NOV 2011 -- ADDITIONAL COMMENTS REGARDING CHOICE NR 63
("Pseudorandom Generators with Long Stretch
and Low Locality from Random Local One-Way Functions" by Benny Applebaum).
Recall
OWF == one-way function == functions that are easy to compute
but hard to invert (on typical images).
PRG == pseudorandom generators == efficient algorithms that stretch
$n$-bit bit long seeds into $m$-bit long sequences that
are computationally indistinguishable from random $m$-bit strings.
Note that the stretch of a PRG can be
either sub-linear (i.e., $m-n = o(n)$),
or linear (i.e., $m-n = Omega(n)$),
or polynomial (i.e., $m > n^{1+Omega(1)}$).
Let's use the terms slPRG, LPRG, and PPRG.
Wrt the basic definition (i.e., efficient == poly-time),
it is known that slPRG implies PPRG,
but this paper deals with *extremely efficient* PRGs;
those computable in NC0 (i.e., each output depends on $O(1)$ input bits).
In the latter setting, there is a HUGE gap between what is known
about slPRGs and LPRGs (let alone PPRGs):
* Under standard assumptions (e.g., factoring),
there exists slPRGs computable in NC0.
* Nothing is known wrt LPRGs.
When I say "nothing is known", I mean nothing beyond
presenting a candidate construction and conjecturing that it is a PRG.
The point is that NOT all assumptions are *equal*.
A key aspect of modern cryptography refers to this *inequality*;
a major concern of this field is reducing assumptions,
that is, reducing strong/complex assumptions (like PRG)
into weaker/simpler ones (like OWF).
Indeed, saying that a function is hard to invert
is fundamentally simpler and weaker than saying
that applying a function to the uniform distribution
yields a distribution that is hard to distinguish
from the uniform one.
Getting back to the state of PRGs computable in NC0,
what we currently have is
* Assumptions of the OWF type (i.e., factoring)
are known to imply the existence of slPRGs computable in NC0.
* No OWF-type assumption is known to imply LPRG computable in NC0.
So what this paper does is show that:
1. A OWF-type assumption implies LPRG computable in NC0. [Thm 1.2]
2. A OWF-type assumption "almost implies" PPRG computable in NC0. [Thm 1.3]
(This "almost implies" comes in two alternative flavors -- see below.)
Yes, it would have been nice to replace "almost implies" by "implies",
and this is indeed the main challenge left open for future work!
(The introduction provides some concere reasons to why we should care
about LPRGs and PPRGs computable in NC0. I don't need such things
in order to recognize a fundamental question when I see it.)
I think that the exposition does injustice to the proof of Thm 1.2.

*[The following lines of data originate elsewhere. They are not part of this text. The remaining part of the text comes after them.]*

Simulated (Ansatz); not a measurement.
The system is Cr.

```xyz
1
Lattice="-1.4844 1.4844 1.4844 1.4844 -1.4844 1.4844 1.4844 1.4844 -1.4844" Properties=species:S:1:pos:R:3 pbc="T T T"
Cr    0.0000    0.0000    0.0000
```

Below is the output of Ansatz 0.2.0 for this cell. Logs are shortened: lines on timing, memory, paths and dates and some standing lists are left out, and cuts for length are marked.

It does not provide a good sketch of the underlying construction
(i.e., one that may be useful for the reader);
but rather goes into a private discussion with the authors of HRV+AIK,
telling them what wonderful things are implicit in their work etc.
A reader other than these authors
(and a handful of other knowledgeable experts)
may have no clue what is going on in this private discussion.
Since I know, let me tell you a secret:
something very interesting is going on
(i.e., a weak next-bit unpredictable generator is constructed,
and a PRG is obtained by combining it with an *NC0-computable*
randomness extractor with weak parameters (which suffices here,
and is also of *independent* interest) to get a PRG).
[So HRV+AIK+X+Y+Z could have figured it out
(*if* you'd ask them the right question!),
but the issue is serving a wider community.]
Another contribution of this work is that it makes significant
progress in the study of Goldreich's candidate OWF, which is
closely realted to the OWF-type assumptions used in Thm 1.2 and 1.3.
Specifically, Thm 1.4 states that if that function is a OWF,
then its projection (on fewer output bits) is a "weak PRG",
which is one of the two alterantives that make Thm 1.3 an "almost".
Tech details -- the two flavors of THM 1.3.
2a. A OWF-type assumption implies PPRG in which each output bit
depends ohn $log^* n$ bits rather than O(1) bits.
2b. A OWF-type assumption implies a weak-PPRG computable in NC0,
where a weak-PRG is one for which no PPT algorithm can
distinguish the generator's output from a random $m$-bit string
with probability greater than $1/m^3$ (rather than with probability
that vanishes faster than any reciprocal of a polynomial in $m$).
Needless to say, 3 can be replaced by any *fixed* constant;
the point is that for every polynomail there is a generator
(rather than a single generators that beats all polynomials).